Many people in Korea seems to be walking around with DSLR cameras, even 18-year old looking girls who don't exactly strike me as the most obvious target consumer. Expensive photographic equipment is stuffed in handbags or carried casually around the neck with little protection. Occasionally, even the lens caps are alarmingly optional.
I'd never buy a DSLR back in England, where my home town was ranked as the second most dangerous city in the country the year I first left it for Korea, which is a little safer than that. And if everyone is carrying around expensive gadgets here - and they do - there's an element of safety in numbers. After arriving in Korea, it didn't take me long to establish the limits of my Canon IXUS 800 (aka Powershot SD700), and I thought about buying a DSLR but never reached the point where I believed it was worth it. I regarded myself as more of a point-and-shoot person, and that suited the rough and tumble of my Korean life. With a baby on the way things changed because my wife and I want to take higher quality shots than my old 6 megapixel IXUS allows. The videos will be higher quality as well, but whether it's an acceptable if compromised alternative to a proper camcorder remains to be seen.
It's that rough and tumble that minded me to buy a Canon DSLR. I don't write about all my experiences in Korea for various reasons including lack of time, privacy and apathy, but a couple of years ago my IXUS went on holiday to Jeju Island without me and got dropped on a concrete floor. The upshot of that was finding that Canon had an official repair centre above their store in the Nampodong district of Busan, which meant that I managed to get my shattered compact repaired. It meant that it got stuck in my mind that the after-sales service for a DSLR Canon was going to be a lot easier than for a Nikon.

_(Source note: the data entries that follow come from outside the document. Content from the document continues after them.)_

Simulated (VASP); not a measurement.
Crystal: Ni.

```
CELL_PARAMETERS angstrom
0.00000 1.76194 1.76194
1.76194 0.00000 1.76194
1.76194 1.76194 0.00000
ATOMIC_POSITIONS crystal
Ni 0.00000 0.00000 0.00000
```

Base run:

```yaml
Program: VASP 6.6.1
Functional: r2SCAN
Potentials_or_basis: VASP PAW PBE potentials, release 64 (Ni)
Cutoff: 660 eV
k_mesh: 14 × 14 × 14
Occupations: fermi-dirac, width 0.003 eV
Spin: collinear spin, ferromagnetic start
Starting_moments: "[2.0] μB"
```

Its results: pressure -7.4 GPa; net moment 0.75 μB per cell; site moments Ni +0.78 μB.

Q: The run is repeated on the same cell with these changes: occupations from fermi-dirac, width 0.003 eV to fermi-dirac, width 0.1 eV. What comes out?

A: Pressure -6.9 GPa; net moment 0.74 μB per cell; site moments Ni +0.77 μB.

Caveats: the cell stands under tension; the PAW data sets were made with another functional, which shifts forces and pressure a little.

I'd also read that one of the DSLR cameras I'd been looking at – I'm afraid I can't remember which one now but - didn't have an English language option if bought in Korea. They probably do this sort of thing to prevent grey imports into other countries. Unfortunately, it meant that this camera was quickly struck off my list. I happen to use a Korean version of Windows which to the surprise of the retailer I insisted on buying with my computer (sometimes I think it might be the only legal copy of Korean Windows in the entire country), but I drew the line on living with a Korean-menu-only DSLR I might not even understand in English.
So I went to the Canon store in Nampodong recently to look at the Canon EOS 550D (which is confusingly called the Rebel T2i in the US). While there a young couple walked in, weren't quite sure what they wanted, were shown a 550D, and decided to buy it – just like that. I was still doing a lot of research. But it seemed like a very familiar attitude here, where gadgets are so ubiquitous they are treated almost like commodities.
When it came time for me to buy, I didn't really want to pay Canon's official prices, so I humoured myself looking at the prices on Korean Internet sites. But whereas back in the UK there are online retailers - and then there is the Wild West of distrust that is eBay - in Korea it's common to buy from sellers you've never heard of via sites like Auction and Gmarket, which to put it into context would be like buying everything through eBay back home. I'm not really comfortable with buying expensive electrical equipment from auction sites, but on the whole people in Korea don't seem quite as reticent. We eventually bought from the large electrical chain Hi-Mart, where we got a free Canon bag but where further attempts to haggle would prove fruitless on the grounds that there was apparently huge demand for the 550D and nobody seemed to have any stock. They certainly didn't need to discount when stock came in. The price was about £680 ($986/1,200,000 won) with the EF-S 18-55mm lens kit, bag, extra SD card, predictably useless UV filter and a few other bits and pieces. And we'd still have to wait - two to three weeks.
When we'd done the deal the assistant didn't seem enthusiastic – my wife jokingly asked him why – shouldn't he be happy with the commission? He said he wasn't because he couldn't give us the product immediately – and I believe he really meant it.
It took three weeks in the end to come, and when they got it they still didn't have a bag, so – unprompted - they gave us a new 'Samsung VLUU' bag to use in the interim. I didn't use it but suspiciously held it hostage until the Canon one arrived.
Three CDs came in the box. The first contained the accompanying software, the second, which contained manuals for the accompanying software was entitled the 'Software Instruction Manual', and the third carried the Korean description '소프트웨어 사용설명서' which approximately translates as the 'Software usage instructions' – in other words, it contained manuals for the accompanying software and sure enough the contents were exactly the same as the second CD, with instructions for the software in English, French, Japanese, Russian, Simplified Chinese and Spanish. Which meant that neither CD had Korean instructions for the accompanying software, despite one of them being given a Korean title. It looks like Canon made a mistake somewhere there.
But for all my research, while the camera can be switched into one of 25 languages including English and Korean, to my surprise there was no PDF manual on the CDs in the box, but instead a 206 page printed Korean manual which was useless to me. Fortunately it wasn't an issue since I'd downloaded the English manual a few weeks beforehand in order to do some final research. It's just as well it's readily available.
After I'd got the camera I went back over to Nampodong to have a look at filters and lens hoods, and discovered three new large camera shops in close proximity to Canon's store. That's the odd thing about Korea - shops in the same line of business have a tendency to cluster. Perhaps Nampodong is turning into Busan's camera district.